Monster by Neal Bell, Boston Center for American Performance/Boston University Theatre, Lane Comley Studio 210, 2/9/12-2/25/12, http://www.bu.edu/cfa/bcap/monster.html.
Reviewed by Craig Idlebrook
(Boston, MA) A play rarely works when the actors have to emotionally sprint throughout all acts. A cast needs to pick its moments to ratchet up the tension and raise the stakes, or risk numbing the audience with melodrama. Unfortunately, the Boston University production Monster begins at a precipice of volume and angst and never can climb down to connect with theatregoers. Instead of communion, the production comes closer to an assault.

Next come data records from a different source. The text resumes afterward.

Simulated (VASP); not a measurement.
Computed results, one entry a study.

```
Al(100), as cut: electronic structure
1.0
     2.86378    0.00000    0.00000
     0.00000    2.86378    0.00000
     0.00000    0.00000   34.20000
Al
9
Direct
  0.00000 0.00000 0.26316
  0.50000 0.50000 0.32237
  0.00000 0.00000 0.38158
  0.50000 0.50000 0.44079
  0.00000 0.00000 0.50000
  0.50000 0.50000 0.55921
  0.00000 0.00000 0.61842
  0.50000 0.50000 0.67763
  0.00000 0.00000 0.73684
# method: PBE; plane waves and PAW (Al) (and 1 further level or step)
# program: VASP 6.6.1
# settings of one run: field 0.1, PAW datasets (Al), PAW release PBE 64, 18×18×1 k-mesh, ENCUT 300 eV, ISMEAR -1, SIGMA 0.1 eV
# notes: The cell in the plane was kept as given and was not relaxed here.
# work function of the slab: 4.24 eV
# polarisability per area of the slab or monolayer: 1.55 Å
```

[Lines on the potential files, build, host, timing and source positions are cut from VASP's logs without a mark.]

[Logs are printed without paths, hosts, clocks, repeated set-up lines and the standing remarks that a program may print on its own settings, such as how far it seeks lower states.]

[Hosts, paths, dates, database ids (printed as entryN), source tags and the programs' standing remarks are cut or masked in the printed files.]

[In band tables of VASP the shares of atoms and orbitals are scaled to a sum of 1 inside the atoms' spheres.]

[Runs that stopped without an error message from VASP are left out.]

Monster is an ambitious staging of Mary Shelley’s Frankenstein. At its best, the tale can be a window into the theme of the messy pain of creation and abandonment from God and/or our parents. Instead, Neal Bell’s script haphazardly throws in explorations of sexuality, suppressed homoeroticism, lust, and societal inequality, and director Jim Petosa uses the script as a blunt instrument. Petosa’s staging, while visually energetic, and Bell’s script create some wonderful angst-ridden moments that might be good monologue material for young actors at mass auditions, but in combination create something unformed and at times embarrassing.
It’s all over with the shouting, and the shouting begins with the first scene. It makes sense that the first two characters need to shout to hear each other, since they are on an ice float with the cold wind whipping all around them. But the shouting brings diminishing returns as the play continues and leaves the actors nowhere to go when emotional energy is really needed.
Petosa seems to play to what he perceives as the strengths of the enthusiastic cast. It’s one of those frustrating mysteries of theatre, trying to tap the precarious balance between youthful enthusiasm and veteran skill. The cast, made up mainly of Boston University students along with two pros, give it their all, tumbling, crouching and bearing and beating their bodies and vocal chords to try and make the production work. But while their performances provide some spark of life to the production, the cast too often must resort to volume, fake laughing and preening in sweeping capes. And the action is staged with such abandon that spittle flies from the mouths of actors and audience members nearly get showered with supposed lamp oil, as if this were some kind of gothic Gallagher concert.
The understated set was nice to contemplate in the chaos, as was the adequately somber mood music. And at least the shouting helped draw out the power of the few quiet scenes, with the first scene between Victor (Michael Kaye) and his creation (John Zdrojeski) standing out as a nice shared moment of pity and bewilderment. The diamond in the ruff of the production may be how Britian Seibert turns in an encouraging performance as Victor’s ill-fated love, Elizabeth. As an actress, Seibert may sometimes still be uncomfortable in her character’s skin, but at least she doesn’t cover it up with bravado, and we can commune with her exploration of the unknown.